You can keep the zero by not treating it as zero but as null. So your only digit is 1. posted by vacapinta at 12:56 PM on February 4 [1 favorite]
Sure, and that'll buy its way into my thin graces—hence "unary is kind of misleading", insofar as it makes the explicit comparison with "binary" and so suggests some analogous system of representation that's not actually valid, but, hey, what's in a name, etc.
But calling it "base1" is just dang irresponsible. Even if it is a bijective system with base b=1, in the context of a discussion of bases in (implicitly) positional systems it's just serious crime-against-nature stuff to call unary "base1". It'd be like saying jumping into a discussion of addition with "yeah, so F + 3 = 2 in base16" and neglecting to mention "in, you know, modular arithmetic". Not technically wrong, but so unutterably cart before horse in terms of state assumptions that it can only lead to tears.
Then again, Plutor didn't call it base1, so I'm pretty much flying off the handle and chewing scenery unprompted.
Then again again, every goddam time it comes up anywhere else, and burns me, BURNS ME like acid. I hate to see people newly grokking the idea of alternate positional bases and then get thrown a spike trap like that. posted by cortex at 1:24 PM on February 4
'There is unary'
I thought this said "urinary", which would nearly be the same, being number one and all. posted by mr_crash_davis at 1:25 PM on February 4 [1 favorite]
cortex: I suggest you strip down, paint yourself blue, oil your claymore, and take a double fistful of mushrooms. Then the next time some motherfucker says "base1"... you'll be ready. posted by languagehat at 1:28 PM on February 4
Then again again, every goddam time it comes up anywhere else, and burns me, BURNS ME like acid. I hate to see people newly grokking the idea of alternate positional bases and then get thrown a spike trap like that.
True enough. Then again, I use base PI, which does require an infinite number of digits to represent a number like 4, but I consider it a minor inconvenience. posted by vacapinta at 1:29 PM on February 4
So scratching into the wall of one's prison cell to count the number of days spent in there is done in unary? posted by Kattullus at 3:01 PM on February 4
No. It's done in tally marks. There is no unary positional notation.

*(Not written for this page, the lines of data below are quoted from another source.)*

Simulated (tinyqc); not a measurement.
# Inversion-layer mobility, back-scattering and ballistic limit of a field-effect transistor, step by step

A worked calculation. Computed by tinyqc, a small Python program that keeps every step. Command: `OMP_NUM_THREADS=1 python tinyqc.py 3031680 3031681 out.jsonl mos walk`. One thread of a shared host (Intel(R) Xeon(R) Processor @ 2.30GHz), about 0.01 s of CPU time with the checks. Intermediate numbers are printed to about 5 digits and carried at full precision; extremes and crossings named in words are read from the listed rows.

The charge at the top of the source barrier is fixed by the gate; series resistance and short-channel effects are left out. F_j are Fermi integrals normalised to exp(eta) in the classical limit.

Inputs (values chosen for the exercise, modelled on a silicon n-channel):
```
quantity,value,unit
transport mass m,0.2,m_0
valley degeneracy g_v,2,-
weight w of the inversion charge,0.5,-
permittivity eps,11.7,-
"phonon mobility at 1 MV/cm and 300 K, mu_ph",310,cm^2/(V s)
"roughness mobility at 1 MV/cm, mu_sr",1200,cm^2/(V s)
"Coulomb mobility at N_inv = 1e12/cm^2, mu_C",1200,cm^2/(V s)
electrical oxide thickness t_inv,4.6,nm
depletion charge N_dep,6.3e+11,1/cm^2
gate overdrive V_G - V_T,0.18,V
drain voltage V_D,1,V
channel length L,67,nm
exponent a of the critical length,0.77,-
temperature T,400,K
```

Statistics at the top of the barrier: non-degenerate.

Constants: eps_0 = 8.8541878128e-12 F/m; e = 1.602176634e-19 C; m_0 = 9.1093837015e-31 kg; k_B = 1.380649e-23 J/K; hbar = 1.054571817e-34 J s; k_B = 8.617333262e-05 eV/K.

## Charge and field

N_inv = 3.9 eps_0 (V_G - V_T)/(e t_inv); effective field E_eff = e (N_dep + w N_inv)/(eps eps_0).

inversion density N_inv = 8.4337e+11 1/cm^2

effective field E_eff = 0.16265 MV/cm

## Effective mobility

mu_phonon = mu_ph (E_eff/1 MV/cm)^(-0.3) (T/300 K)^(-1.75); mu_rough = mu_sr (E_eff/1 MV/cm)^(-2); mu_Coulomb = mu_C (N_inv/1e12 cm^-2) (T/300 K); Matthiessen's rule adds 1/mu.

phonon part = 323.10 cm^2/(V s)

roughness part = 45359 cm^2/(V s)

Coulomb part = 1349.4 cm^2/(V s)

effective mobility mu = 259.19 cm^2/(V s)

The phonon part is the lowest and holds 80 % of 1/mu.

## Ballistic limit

Tally marks and derivatives (such as Roman numerals) are what was superseded by positional notations for the purposes of calculation. Tally marks are still much easier to use for making frequently updated counts, though. posted by flabdablet at 4:07 PM on February 7
So what's the difference between unary systems and tally marks? From googling around it all I've found is pages that say that they're equivalent. posted by Kattullus at 6:36 PM on February 7
A tally mark is a unary system, but as vacapinta pointed out, it's a unary bijective system, not a unary positional system. So if you read "unary" as meaning "like binary, but base 1", then that's nothing like the tally mark system. If you read "unary" as meaning "this is what we're calling the tally mark system, because, hey, woo, confusion is awesome", then there is no difference between unary and the tally mark system at all.